The Ford Mustang has a fantastic and varied history, but it has been a staple Ford car for more than 50 years since its first release at the 1964 World’s Fair. Follow us as we watch the Mustang evolve right before our eyes.
The Mustang made its first appearance in 1964, half way through the production year. It was originally equipped with an inline-six engine and shared its chassis design with the Ford Falcon. The very next year, Ford enlisted the help of Carroll Shelby who designed the Shelby GT 350. It had a 4.7L Windsor V8, but its sleek updated body style helped to spark the 3 best sales years in Ford history. In its first 3 years, the Mustang sold 500,000 cars or more every single year.
’68 also brought the Mustang Fastback, which was eventually made famous in the Steve McQueen move Bullitt.
1969 introduced the Mach 1 which became so popular that Ford actually discontinued the GT until 1982.
The 70s brought a gas crisis, where the common man could no longer afford a car that didn’t get good gas mileage, at least for the time period, so Ford shelved the sportier mustangs in favor of the Mustang II in 1973. It had a smaller V6 engine and shared its boxy chassis with the Pinto.

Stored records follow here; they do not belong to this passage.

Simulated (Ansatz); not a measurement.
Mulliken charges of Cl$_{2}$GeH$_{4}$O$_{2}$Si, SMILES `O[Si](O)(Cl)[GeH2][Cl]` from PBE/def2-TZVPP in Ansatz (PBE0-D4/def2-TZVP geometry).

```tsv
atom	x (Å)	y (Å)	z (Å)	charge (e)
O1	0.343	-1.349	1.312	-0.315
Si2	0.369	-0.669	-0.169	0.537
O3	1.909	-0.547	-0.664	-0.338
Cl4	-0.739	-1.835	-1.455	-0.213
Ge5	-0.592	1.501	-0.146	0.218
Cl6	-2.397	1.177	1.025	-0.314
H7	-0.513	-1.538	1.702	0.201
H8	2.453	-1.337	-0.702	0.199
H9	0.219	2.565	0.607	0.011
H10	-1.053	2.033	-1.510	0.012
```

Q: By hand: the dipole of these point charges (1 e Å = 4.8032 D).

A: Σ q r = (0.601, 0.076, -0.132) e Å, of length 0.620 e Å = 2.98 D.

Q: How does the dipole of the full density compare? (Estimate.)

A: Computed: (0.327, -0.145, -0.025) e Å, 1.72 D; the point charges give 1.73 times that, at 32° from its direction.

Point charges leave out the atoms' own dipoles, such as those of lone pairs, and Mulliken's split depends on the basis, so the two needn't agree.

It wasn’t until the late 80s that the Mustang really got its groove back in the form of the GT 5.0. This sporty coupe, known as the Fox Body, was equipped with a 5.0L V8 Windsor engine and more aerodynamic styling.
The 90s brought grunge, punk, and the Notch Back mustang — this coupe had sharper lines in the trunk and rear windshield, losing some of the sleekness of the Fox Body in exchange for more headroom in the back seat.
In 1996 Ford launched the 4th generation Mustang with the new GT.
The new millennium brought with it the SVT Cobra R, the beginning of Mustang’s “New Edge” era. This was the first to offer side exhaust and was designed to look as aggressive as it sounded.
2005 brought about the beginning of the 5th generation with the GT, equipped with its 4.6L modular V8 engine.
Ford just can’t get enough of their GTs, with the 2011 model and its retro tail lights. This was the second part of the 5th generation, and switched up from the 4.6L engine to the revised 5.0L engine named the Coyote.
The 2012 Shelby GT 500 was the reincarnation of the earliest Shelby Mustangs, and the last car that Carroll Shelby worked on before he passed away.
2015 marked the beginning of the 6th generation of Mustangs, with a fully redesigned body and independent rear suspension for better control. The 2016 Shelby had a larger engine, coming in at 5.2L.
2018’s upcoming models are part of the second phase of the Generation 6 cars.
Mustang has grown and changed dramatically over the last 50 years. We can only guess where they’re headed next!